Page 1 of 1

Computers as of 1964

Posted: Thu Jan 20, 2005 1:46 am
by Canuck
Stumbled on this site while surfing,
http://ed-thelen.org/comp-hist/BRL64-a.html

Goto the index and check out the rest,
http://ed-thelen.org/comp-hist/BRL64.html#TOC

Power requirements,
http://ed-thelen.org/comp-hist/BRL64-Table13.html
Scope out the IBM 702 at the bottom of the list... remember this is in Kilowatts.

What do you think these programers would say if they saw our systems? Or learned that we use them to surf the net and play games :P

Posted: Thu Jan 20, 2005 2:13 am
by Sirius
Dude! Some of those IBM mainframes had fairly decent storage - I noted one with, in effect, a 20 MB hard drive... not bad for 1964!

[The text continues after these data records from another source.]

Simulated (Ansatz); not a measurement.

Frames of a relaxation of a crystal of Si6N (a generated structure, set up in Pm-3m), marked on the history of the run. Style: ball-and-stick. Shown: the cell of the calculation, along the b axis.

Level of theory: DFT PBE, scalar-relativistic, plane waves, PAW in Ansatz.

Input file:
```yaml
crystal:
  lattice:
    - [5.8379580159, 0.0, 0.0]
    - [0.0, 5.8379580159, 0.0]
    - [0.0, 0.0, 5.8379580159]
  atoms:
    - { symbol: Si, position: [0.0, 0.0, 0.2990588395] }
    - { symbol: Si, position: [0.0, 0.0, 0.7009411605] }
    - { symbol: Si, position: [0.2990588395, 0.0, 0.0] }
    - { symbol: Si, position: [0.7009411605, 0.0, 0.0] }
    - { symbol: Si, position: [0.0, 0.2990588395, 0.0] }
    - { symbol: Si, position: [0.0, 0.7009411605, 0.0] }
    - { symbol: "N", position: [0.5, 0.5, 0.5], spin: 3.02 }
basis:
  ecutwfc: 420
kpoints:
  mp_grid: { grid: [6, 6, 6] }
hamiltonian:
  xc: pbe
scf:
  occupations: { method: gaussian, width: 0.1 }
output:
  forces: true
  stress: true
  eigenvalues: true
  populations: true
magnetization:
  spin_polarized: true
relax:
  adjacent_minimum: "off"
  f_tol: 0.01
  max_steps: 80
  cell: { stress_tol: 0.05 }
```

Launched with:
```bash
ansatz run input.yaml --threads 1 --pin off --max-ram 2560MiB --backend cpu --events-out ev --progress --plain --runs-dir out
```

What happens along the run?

Posted: Thu Jan 20, 2005 7:00 am
by Nitrofox125
750 kw? o_O whoa

Having done some asm programming, some of that looks eerily familiar. Though I'm suprised at how clean and stuff some of those look. I mean in pics/movies you always see computers in this huge room with cables running everywhere, but one of those first ones just looks like a modern office with some cabinets.

Posted: Thu Jan 20, 2005 11:17 am
by Iceman
Sirius wrote:Dude! Some of those IBM mainframes had fairly decent storage - I noted one with, in effect, a 20 MB hard drive... not bad for 1964!
Absolutely right ... I remember buying a 5Mb Winchester HD in 1982 for a PC and it costs like $2000. That 20 Mb drive must have been incredibly expensive.

Posted: Thu Jan 20, 2005 12:46 pm
by Mobius
COST, PRICE AND RENTAL RATES
Monthly
Model System/Component Purchase Lease
943 File Processor $300,000 $7,000
946 Tape Units 16,950 470
947 Tape Units 18,970 540
941 Card Reader 31,000 500
It's not the spec of machines in 2005 that would freak these guys out!

Posted: Thu Jan 20, 2005 1:26 pm
by dissent
Great sizzling vacuum tubes, Batman !! :P :P

Ah, the good ole days; switches and paper tape ...

Graphical user interfaces are for wimps 8)

Posted: Thu Jan 20, 2005 8:29 pm
by Duper
Back in 1984, we were still using keypunch cards in the Air force, along with massive line printers and remote terminals.


very slow. :P

Posted: Fri Jan 21, 2005 6:36 am
by []V[]essenjah
Now, if I only had a time machine :D

Posted: Sat Jan 22, 2005 8:08 am
by t-pilot
Back in 1984... I was a year old.

Please view my cool avatar. :P

Posted: Sat Jan 22, 2005 11:06 pm
by MD-2389
*points to still working Commodore 64*

Screw 3D graphics and interactive soundtracks! :D

I wonder if I still have that joystick I made....

Posted: Sun Jan 23, 2005 9:48 pm
by akula65
I was at Rensselaer Polytechnic in 1983, and we were using the Michigan Terminal System (MTS) on some old machine in a FORTRAN course that I was taking. We were billed on the basis of CPU time that we used, so we were given a set amount "funds" at the beginning of the semester. To log on or log off the system cost ten cents a pop. If you failed to set a limit on the maximum length of time your program was permitted to run, one inadvertent infinite loop could blow your semester's allotment in a couple minutes of real time.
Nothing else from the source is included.